Strange threads scheduling on XP with new Nahalem processors
We received an HP Z600 with dual QuadCore L5520 processos. With hyperthreading enabled, the XP32 OS shows 16 logical cores. We have an MPEG2 encoder which creates 8 threads to compress. In our first test with HT on, these 8 threadswere sheduled to run on one physicial processor with each 2 sharing one core. The second processorwas alwaysidle. We used the AMD CPU enumerator to get the association. This significantly slowed down the speed. However,in our second, when we disabled HT, 8 threads were distributed evenly on two processors which boosted the speed to real-time.
It seems to me that the OS scheduler tries to put threads to run on the same physical processor as possible as it can when there are less threads than the logical cores.

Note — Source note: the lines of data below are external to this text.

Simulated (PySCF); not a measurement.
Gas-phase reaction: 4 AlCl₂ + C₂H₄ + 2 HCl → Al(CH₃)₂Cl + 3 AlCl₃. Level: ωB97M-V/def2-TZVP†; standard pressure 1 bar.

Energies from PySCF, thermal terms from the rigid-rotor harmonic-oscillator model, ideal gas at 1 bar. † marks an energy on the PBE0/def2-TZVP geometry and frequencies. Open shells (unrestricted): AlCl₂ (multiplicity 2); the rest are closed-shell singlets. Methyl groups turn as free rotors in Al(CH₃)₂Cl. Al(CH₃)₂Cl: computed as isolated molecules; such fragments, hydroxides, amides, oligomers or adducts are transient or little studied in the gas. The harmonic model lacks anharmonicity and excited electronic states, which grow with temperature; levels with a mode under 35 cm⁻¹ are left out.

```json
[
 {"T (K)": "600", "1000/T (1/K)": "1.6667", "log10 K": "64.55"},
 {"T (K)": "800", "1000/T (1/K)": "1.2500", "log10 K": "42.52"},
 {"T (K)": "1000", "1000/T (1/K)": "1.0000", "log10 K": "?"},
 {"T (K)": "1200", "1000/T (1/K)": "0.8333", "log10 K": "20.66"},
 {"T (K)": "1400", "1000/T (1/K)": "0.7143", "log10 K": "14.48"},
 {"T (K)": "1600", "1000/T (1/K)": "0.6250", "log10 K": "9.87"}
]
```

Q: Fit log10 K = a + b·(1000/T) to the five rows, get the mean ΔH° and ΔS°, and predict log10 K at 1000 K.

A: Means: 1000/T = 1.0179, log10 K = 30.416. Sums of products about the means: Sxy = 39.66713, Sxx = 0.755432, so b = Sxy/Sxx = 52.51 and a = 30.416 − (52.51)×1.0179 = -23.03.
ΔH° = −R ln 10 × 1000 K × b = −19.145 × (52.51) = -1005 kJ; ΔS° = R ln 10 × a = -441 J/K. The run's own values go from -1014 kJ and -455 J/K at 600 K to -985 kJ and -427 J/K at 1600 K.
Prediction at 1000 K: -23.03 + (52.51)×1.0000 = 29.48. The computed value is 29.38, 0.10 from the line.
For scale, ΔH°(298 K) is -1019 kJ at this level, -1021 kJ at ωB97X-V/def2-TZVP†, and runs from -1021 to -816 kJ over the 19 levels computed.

This is not efficient on the new Nahalem processors since they have individual L2 cache.
XP32 was not designed in any way for the requirements of Xeon5520 (or AMD Barcelona, for that matter); in fact, support was dropped before release of this CPU. Full Windows support for this CPU doesn't come until Windows 7 (still in beta). Until then, you need a method outside the OS to pin threads effectively, as you appear to recognize. If you use an affinity scheme which pins threads to the first 8 logical processors, the effect you report is to be expected. Full support for this platform in Intel OpenMP begins with ifort/icl 11.1 releases: set KMP_AFFINITY=physical pins threads (in order) to separate cores. For earlier Intel compiler OpenMP library versions, you should find set KMP_AFFINITY=compact effective, provided that you disabled HT. You could expect an affinity scheme intended for a non-HT CPU such as AMD to work better with HT disabled.